The rest of the candidates had to follow the proceedings online, broadcast live on various television stations, including our own NTV, and the University’s various network platforms. This format, called “hybrid” by the authorities, was in sharp contrast with the old university customs. In the past, graduations were feasts of colourful pageantry and joyful ululations from huge congregations of all the young scholars and their parents or guardians assembled at the Freedom Square. Many of the parents and guardians would be making their first and probably only visit to the Hill.

Anyway, amid the “new normal” developments, one significant statistic struck me about this year’s graduating class. It may not be for the first time in East Africa, but it was prominently reported that, of the 12,550 graduands, 6,433 (51%) were female and 6,117 (49%) male. I understand that, in business circles, if you own 51% of the shares in a company, then you have a controlling role in it. So, we can say that our sisters decidedly took over the Makerere University Company this year, if only in terms of the current graduating numbers.

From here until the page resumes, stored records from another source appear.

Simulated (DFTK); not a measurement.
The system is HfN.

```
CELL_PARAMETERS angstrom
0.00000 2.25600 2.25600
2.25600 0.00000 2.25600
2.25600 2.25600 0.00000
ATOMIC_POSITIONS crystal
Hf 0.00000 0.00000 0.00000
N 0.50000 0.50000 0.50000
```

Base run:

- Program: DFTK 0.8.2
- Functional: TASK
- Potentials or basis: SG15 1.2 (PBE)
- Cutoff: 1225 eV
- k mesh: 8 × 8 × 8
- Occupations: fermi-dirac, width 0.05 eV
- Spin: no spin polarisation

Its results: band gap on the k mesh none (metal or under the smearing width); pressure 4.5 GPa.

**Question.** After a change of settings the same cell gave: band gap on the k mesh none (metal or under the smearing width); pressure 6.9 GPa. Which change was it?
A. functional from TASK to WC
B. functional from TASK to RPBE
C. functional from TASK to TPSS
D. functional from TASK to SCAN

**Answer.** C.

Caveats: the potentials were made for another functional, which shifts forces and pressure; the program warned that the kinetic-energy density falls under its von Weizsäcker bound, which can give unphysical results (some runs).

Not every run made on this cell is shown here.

There is no need to boast there, but certainly cause to celebrate and say “hongereni, dada zetu” (congratulations, our sisters), or as they say in Luganda, “mukulike nnyo!” The margin may be small, as Bill Clinton once said of a Congress vote, but the message is clear. Given a chance, our sisters will, and do, perform.

Showings like these are the fruits of a long and torturous route by active and imaginative advocacy and application of affirmative actions, like the 1.5-point advantage at one time granted to female applicants for university admission. Though opposed by some, including a few women scholars, who thought that it was “patronising” towards female candidates, the measure was supported by most knowledgeable observers and policy-makers. Denying the disadvantages faced by women and girls, such as endemic sexist discrimination, female genital mutilation and forced early and even child marriages, would be either ignorance or downright insensitivity.

In the case of Makerere, every triumph of female scholars is a landmark in the history of their struggle. They are called “Boxers” not only because they started their residence on the Hill, in the early 1940s, in a wooden house, which is now part of the Makerere Guest House. They are also indefatigable and unrelenting fighters, in the face of daunting odds.

First female students

You might have heard the story of the late Sarah Nyendwoha Ntiro, one of the first female students to be admitted to Makerere. She wanted to study Mathematics, but the male British lecturer adamantly refused to admit her to the course. “My class is no maternity ward, young woman,” growled the chauvinistic pig. Sarah went on to read English and History at Makerere, distinguish herself as an Oxford scholar and leading the struggle against the colonial government for equal pay between male and female educationists.

A contemporary of Sarah’s at Makerere, Joyce Mpanga, who also became prominent in education, public administration and politics, recently published an autobiography. To suggest the irony behind the sexist assumptions of the times and circumstances in which she grew up and went to Makerere, she gave her book the title It’s a Pity She’s Not a Boy. These were the regretful, and regrettable, words of her grandfather on realising how intelligent and quick-witted Joyce was.

The struggle is, thus, long and continuous. For a few days, after the arrival of Chief Justice Martha Koome on the Kenyan scene, it was beginning to look like there would be a woman leading at least one of the three pillars of government, executive, legislative and judiciary, in each of the original East African countries. But, as you might have heard, the new Ugandan Parliament has voted out its long-serving female Speaker.

Anyway, if it has been done before, it can be done again. Play your part, as Mwalimu Nyerere used to say. In this case, the part of those who care about female empowerment is to move the programme from affirmative action to assertive action. Affirmative action works by recognising the concessions made to the disadvantaged and making the best of them. But assertive action consists in proactively demanding one’s rights and entitlements and not resting until they are given.

A character, Amina (the Confirmer), in Marjorie Macgoye’s Coming to Birth tells her friend Paulina, “We make what comes and take the best of it.” I think this is a revolutionary feminist subversion of the meek assumption that we take what comes and make the best of it. Macgoye kept saying that she was not a feminist, but I think her writings contradict her.

I learnt from an online article that assertiveness comprises three Cs, namely, confidence, clarity and control. Knowing that privileged sections of society will not easily surrender their advantages to the underprivileged, those seeking gender equity must demand it in confident, clear and controlled or systematic terms until it is achieved.

Makerere’s motto is “We build for the future”. That future will be glorious if gender equity is part of it.

Prof Bukenya is a leading East African scholar of English and literature. [email protected]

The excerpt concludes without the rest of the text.